As you can see, the VirtualStream is used as persistence storage for the ReadOnlySeekableStream. In this way, if the length of the original stream is lower the threshold size, its content will be persisted to a MemoryStream, otherwise it will be written to a temporary file.

As a rule of thumb, if the original stream is seekable, there's no need to use the ReadOnlySeekableStream and you can use just the VirtualStream. However, some of the streams used by the Messaging Engine are forward-only, non-seekable streams, so when it's necessary to read the content of a message within a custom pipeline component and reposition the cursor at the beginning of the stream at the end, it's a good practice combining the use of the VirtualStream and ReadOnlySeekableStream as shown by the code snippet above. See Optimizing Pipeline Performance for more information on this topic.

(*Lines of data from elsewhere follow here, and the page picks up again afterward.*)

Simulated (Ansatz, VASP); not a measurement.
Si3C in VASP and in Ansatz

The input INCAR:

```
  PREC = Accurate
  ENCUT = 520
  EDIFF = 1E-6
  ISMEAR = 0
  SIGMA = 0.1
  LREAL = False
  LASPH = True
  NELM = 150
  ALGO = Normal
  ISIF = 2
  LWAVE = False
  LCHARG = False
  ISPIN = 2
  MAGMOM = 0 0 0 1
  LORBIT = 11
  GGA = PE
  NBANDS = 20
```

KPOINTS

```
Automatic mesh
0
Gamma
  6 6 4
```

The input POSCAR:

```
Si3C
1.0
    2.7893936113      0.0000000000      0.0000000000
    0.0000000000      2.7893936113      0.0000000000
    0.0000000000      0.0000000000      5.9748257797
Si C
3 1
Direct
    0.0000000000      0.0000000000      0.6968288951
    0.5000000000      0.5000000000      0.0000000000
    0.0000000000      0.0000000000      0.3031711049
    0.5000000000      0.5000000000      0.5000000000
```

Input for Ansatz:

Response Message Assignment

To assign the content of the stream returned by the ProcessRequestReturnStream to the response message, the Message Assignment Shape (see the code below) invokes the SetResponse method exposed by another helper component called ResponseManager.

 responseMessage = null;responseManager.SetResponse(responseMessage, stream);

 

This SetResponse method uses the LoadFrom method exposed by the XLANGPart class to assign the content of the stream to the message part of the response document.

 public void SetResponse(XLANGMessage message, Stream stream){    try    {        if (stream != null &&            message != null &&            message.Count > 0)        {            if (stream.CanSeek)            {                stream.Seek(0, SeekOrigin.Begin);            }            message[0].LoadFrom(stream);        }    }    catch (Exception ex)    {        Debug.WriteLine(string.Format("[ResponseManager] {0}", ex.Message));    }    finally    {        message.Dispose();    }} 



Comment

This streaming approach used by StreamOrchestration is extremely useful and performant especially when dealing with large messages.

MessageClassesOrchestration

The following picture depicts the architecture of the MessageClassesOrchestration test case.

MessageClassesOrchestration

Message Flow:

  1. A WCF-BasicHttp or WCF-Custom Request-Response Receive Location receives a new CalculatorRequest xml document from the Test Agent/Client Application.
  2. The XML disassembler component within the XMLTransmit pipeline promotes the Method element inside the CalculatorRequest xml document. The Message Agent submits the incoming message to the MessageBox (BizTalkMsgBoxDb).
  3. The inbound request starts a new instance of the MessageClassesOrchestration. This latter uses a Direct Port receive the CalculatorRequest messages with the Method promoted property = “MessageClassesOrchestration”.
  4. The MessageClassesOrchestration invokes the ProcessRequestReturnObject method exposed by the RequestManager helper component. This object processes within a loop all the operations contained in the inbound XLANGMessage. In particular, the ProcessRequestReturnObject deserializes the CalculatorRequest message into a new instance of the CalculatorRequest .NET class, processes al the operations contained in this object and accumulates the results inside an instance of the CalculatorResponse .NET class.
  5. The ProcessRequestReturnObject  method returns an instance of the CalculatorResponse .NET class.
  6. The MessageClassesOrchestration publishes the CalculatorResponse message to the MessageBox (BizTalkMsgBoxDb).
  7. The response message is retrieved by the Request-Response WCF-BasicHttp or WCF-Custom Receive Location.
  8. The response message is returned to the Test Agent/Client Application.

Orchestration:

The following picture shows the structure of the test MessageClassesOrchestration.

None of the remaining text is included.